To culminate one last sweet-toothed caloric intake of the Chocolate Festival, I attended Carnegie’s concert of singer/songwriter ANAIS MITCHELL and opening band CUDDLE MAGIC.

I found the 6-piece opening ensemble to be a bit of a slightly robotic breath of fresh air, if those two descriptions can possibly match in one’s mind. The stage and its sonorous air was laden with keyboards, xylophones, an upright bass (wearing a shirt: the bass as well as its player), the ever-enigmatic bass clarinet, guitars, banjos, drums, and the really perfect sound of a trumpet well-played. They were quirky, to say the least. With songs both melodic and mechanical, I was struck by the intelligence of their harmonies and intervals and ideas. They did surreal songs about hippies on the moon as well as the more poetic “Pretty Thing” (beginning with the line “Once I was pretty, or so they told me…”), sung by the lovely Kristen (sorry, I didn’t catch her last name), whose voice reminded me slightly of Elena Fremmerman from Hot Club of Cowtown, though the genres of musical styles were worlds apart.
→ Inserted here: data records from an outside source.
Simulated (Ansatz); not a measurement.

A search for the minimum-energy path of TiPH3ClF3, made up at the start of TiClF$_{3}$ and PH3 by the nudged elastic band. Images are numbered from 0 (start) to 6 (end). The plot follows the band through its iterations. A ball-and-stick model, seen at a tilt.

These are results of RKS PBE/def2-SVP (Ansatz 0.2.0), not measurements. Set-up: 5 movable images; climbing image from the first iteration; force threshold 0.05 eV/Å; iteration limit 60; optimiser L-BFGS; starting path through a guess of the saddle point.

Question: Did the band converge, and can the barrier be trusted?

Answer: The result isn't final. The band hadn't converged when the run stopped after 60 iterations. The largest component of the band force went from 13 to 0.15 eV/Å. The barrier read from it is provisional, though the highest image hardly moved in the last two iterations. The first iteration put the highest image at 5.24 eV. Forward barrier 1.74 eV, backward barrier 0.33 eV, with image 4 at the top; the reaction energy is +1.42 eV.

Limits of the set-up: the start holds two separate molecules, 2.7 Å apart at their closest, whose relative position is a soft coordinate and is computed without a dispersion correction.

Their was a youthful freshness of experimentation in the writings of this group. It reminded me of early days spent singing dissonant intervals with my fellow music majors in tiny practice rooms. We had the whole musical world ahead of us, and this was the feeling I got from Cuddle Magic. I imagined them as young mad scientists, harmonizing and creating inside the only lit room in the near-ruins of an ancient manor. Perhaps they are wearing lab coats with bubbling test tubes and zinging electronics filling their realm. Their harmonies were flawless and odd. They mentioned recording a CD with a “virtuoso toy pianist”. It lifted my spirit to know such things go on.

Then, Anais Mitchell took the stage. And with only slight personnel changes, the familiar opening group re-grouped and joined her. Again, there were perfect harmonies throughout, thanks to Ben Davis, Noah Hahn, and Mitchell’s long-time collaborator Rachel Ries, whose piano playing was lovely. (note: for sale at the merch table was Rachel’s own home-made marmalade.) There was alluring and seductive space in the music, and sometimes that brings to light what is important melodically.

While touring to promote her newest CD,“Young Man in America”, supposedly from the mostly male viewpoint, this virile perspective was slightly hard to substantiate, being rendered from this ultra-feminine baby-voiced singer-songwriter. Her voice was reminiscent of Carla Sciaky or at times, Jonatha Brooks from The Story. I felt like no matter how contentious the words were, when a line was thrown in like “It’s a lonely, lonely world for a yellow-haired girl…” , I’m thinking, well, not so much.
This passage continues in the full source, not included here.